# EBMM Bongo Opinions?



## Wings of Obsidian (Jun 26, 2013)

Hey guys, looking into an EBMM Bongo bass. Pretty sick thumper. Can't really find much via Google except a few reviews, some crappy demo videos, and found that David DaRocha of Born of Osiris plays one.

So anyone, aside from the usual shit that pops up, any of you fellow SS.org-ers got any opinions or reviews for me on this bass? Pros and cons? Why I should or should not go for it?

Also, are there any basses similiar to it? (I mean, like really similiar in specs, maybe design, etc.)


----------



## Radau (Jun 26, 2013)

I might be a little biased but there's nothing I don't like about my Bongo!
It's ridiculously easy to play and it sounds killer.


----------



## User Name (Jun 26, 2013)

the stealth black one is the freaking kitty's titties.


----------



## Wings of Obsidian (Jun 26, 2013)

User Name said:


> kitty's titties.



Sorry dude, don't think I have heard that expression before.

...think I'm going full retard...


----------



## User Name (Jun 26, 2013)

............................... never go full retard.


----------



## Yo_Wattup (Jun 26, 2013)

They're ugly as shit (IMO) but they sound amazing, as with all EBMM basses.


----------



## User Name (Jun 26, 2013)

Yo_Wattup said:


> They're ugly as shit (IMO)


----------



## JSanta (Jun 26, 2013)

John Myung from Dream Theater has been using one for quite sometime, and Colin Edwin of Porcupine Tree has as well. Seems like two solid endorsements right there.


----------



## jephjacques (Jun 26, 2013)

User Name said:


>



I kind of like how goofy they look!


----------



## Wings of Obsidian (Jun 26, 2013)

JSanta said:


> John Myung from Dream Theater has been using one for quite sometime, and Colin Edwin of Porcupine Tree has as well. Seems like two solid endorsements right there.

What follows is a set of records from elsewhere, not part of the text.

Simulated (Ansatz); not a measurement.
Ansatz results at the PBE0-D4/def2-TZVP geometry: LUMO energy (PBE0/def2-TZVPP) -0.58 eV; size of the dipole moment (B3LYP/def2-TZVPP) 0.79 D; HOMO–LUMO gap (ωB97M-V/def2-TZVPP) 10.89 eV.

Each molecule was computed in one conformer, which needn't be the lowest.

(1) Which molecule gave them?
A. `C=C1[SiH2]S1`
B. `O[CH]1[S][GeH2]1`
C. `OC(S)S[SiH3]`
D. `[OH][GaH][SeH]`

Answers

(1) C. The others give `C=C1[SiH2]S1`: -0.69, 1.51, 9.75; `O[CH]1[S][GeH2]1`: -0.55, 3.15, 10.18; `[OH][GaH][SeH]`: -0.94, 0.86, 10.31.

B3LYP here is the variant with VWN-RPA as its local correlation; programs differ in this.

To you good sir: I thought Myung had a signature Yamaha model?

To everyone else: they look just like an EBMM Stingray to me...


----------



## JSanta (Jun 26, 2013)

Wings of Obsidian said:


> To you good sir: I thought Myung had a signature Yamaha model?
> 
> To everyone else: they look just like an EBMM Stingray to me...



Yes, he did. It was probably 5 or 6 years back, perhaps longer, that Sterling built a 6 string version that John was immediately drawn too. He's been playing them ever since.


----------



## MaxOfMetal (Jun 26, 2013)

I really like Music Man basses, and have owned three StingRay[5] models, but never really jived on the Bongo. 

Great build and neck shape for sure, but the body felt a little awkward on me, and the preamp wasn't to my liking, I like a dedicated mid control. 

Great bass, if you jive with it. Play one before buying as the resale on EBMM basses is pretty shitty, there are just so many out there.


----------



## User Name (Jun 26, 2013)

i think its a very unique looking body, i do not place bass so i cant tell you whether it seems comfortable or not. but it looks freaking sweet to me. and in all honesty, isnt that all that matter?


----------



## Radau (Jun 26, 2013)

Max has pretty much said it all, you either jive with it or you don't. Best bet is to see if you can try one out


----------



## simonXsludge (Jun 27, 2013)

I tried one and loved how it played.


----------



## pushpull7 (Jun 27, 2013)

I liked everything about my bongo except two things:

a) I thought it was uncomfy when playing sitting down (important to me)

b) Although I don't slap a ton, I thought it was difficult to pluck with the pickup there (for those with the neck bucker) and it was something that didn't seem an issue at first but kinda progressed.

A well made instrument that played well and sounded good. But I get on with my ibby better personally.


----------



## User Name (Jun 27, 2013)

chrisharbin said:


> I thought it was uncomfy when playing sitting down (important to me)



easy fix on this one...


----------



## pushpull7 (Jun 28, 2013)

User Name said:


> easy fix on this one...



Not sure if........

Don't know if you mean "standing up" or if you have a trick


----------



## Malkav (Jun 28, 2013)

I once saw a gear review where it was claimed that the body of the Bongo was designed by the R&D team at BMW or something like that, anyone know if there's any validity to that claim?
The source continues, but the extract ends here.